Potential pathways for PH3 production
Potential PH3-production pathways in the Venusian environment are discussed in detail in the Supplementary Information (W. Bains et al., manuscript in preparation; summarized in Extended Data Fig. 10). Two possible classes of routes for the production of PH3 were considered: photochemical production or non-photochemical chemistry.

For photochemical modelling, we created a network of reactions of known kinetic parameters59 that could lead from H3PO4 (phosphoric acid) to PH3 (phosphine), by reaction with photochemically generated radicals in the Venusian atmosphere. Where reactions were possible but no kinetic data for the phosphorus species were known, homologous nitrogen species reaction kinetics were used instead, validated by comparing reactions of analogous nitrogen and phosphorus species. The maximum possible rate for reductive chemistry in this network was compared with the destruction rate as a function of altitude.
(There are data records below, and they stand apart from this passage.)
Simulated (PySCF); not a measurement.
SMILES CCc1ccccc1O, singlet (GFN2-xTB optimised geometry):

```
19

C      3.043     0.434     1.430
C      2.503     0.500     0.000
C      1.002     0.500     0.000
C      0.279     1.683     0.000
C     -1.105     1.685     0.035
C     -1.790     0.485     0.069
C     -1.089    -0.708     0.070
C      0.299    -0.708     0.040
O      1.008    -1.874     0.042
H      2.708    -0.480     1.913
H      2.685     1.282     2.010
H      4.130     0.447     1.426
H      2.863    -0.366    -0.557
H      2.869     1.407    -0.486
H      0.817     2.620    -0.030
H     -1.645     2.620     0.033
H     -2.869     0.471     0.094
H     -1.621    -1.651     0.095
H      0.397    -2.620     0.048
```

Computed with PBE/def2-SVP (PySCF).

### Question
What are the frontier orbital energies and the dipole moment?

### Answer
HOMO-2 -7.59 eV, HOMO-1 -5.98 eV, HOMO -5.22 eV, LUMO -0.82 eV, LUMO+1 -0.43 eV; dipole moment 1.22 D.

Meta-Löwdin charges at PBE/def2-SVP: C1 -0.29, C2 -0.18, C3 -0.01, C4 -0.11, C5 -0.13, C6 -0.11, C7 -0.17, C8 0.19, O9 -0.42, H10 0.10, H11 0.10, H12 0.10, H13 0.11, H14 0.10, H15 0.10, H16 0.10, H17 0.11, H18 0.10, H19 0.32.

Non-photochemical reactions were modelled thermodynamically. For surface and atmospheric chemistry, we created a list of chemicals, their concentrations and reactions, for all potential PH3 production reactions. Phosphorus species abundances were calculated themodynamically and assumed to be in equilibrium with liquid/solid species at the cloud base. The free energy of reaction, indicating whether the net production of PH3 was thermodynamically favoured, was calculated using standard methods (see Supplementary Information for details). None of the reactions favour the formation of PH3, on average having a free energy of reaction of +100 kJ mol−1 (Extended Data Fig. 7).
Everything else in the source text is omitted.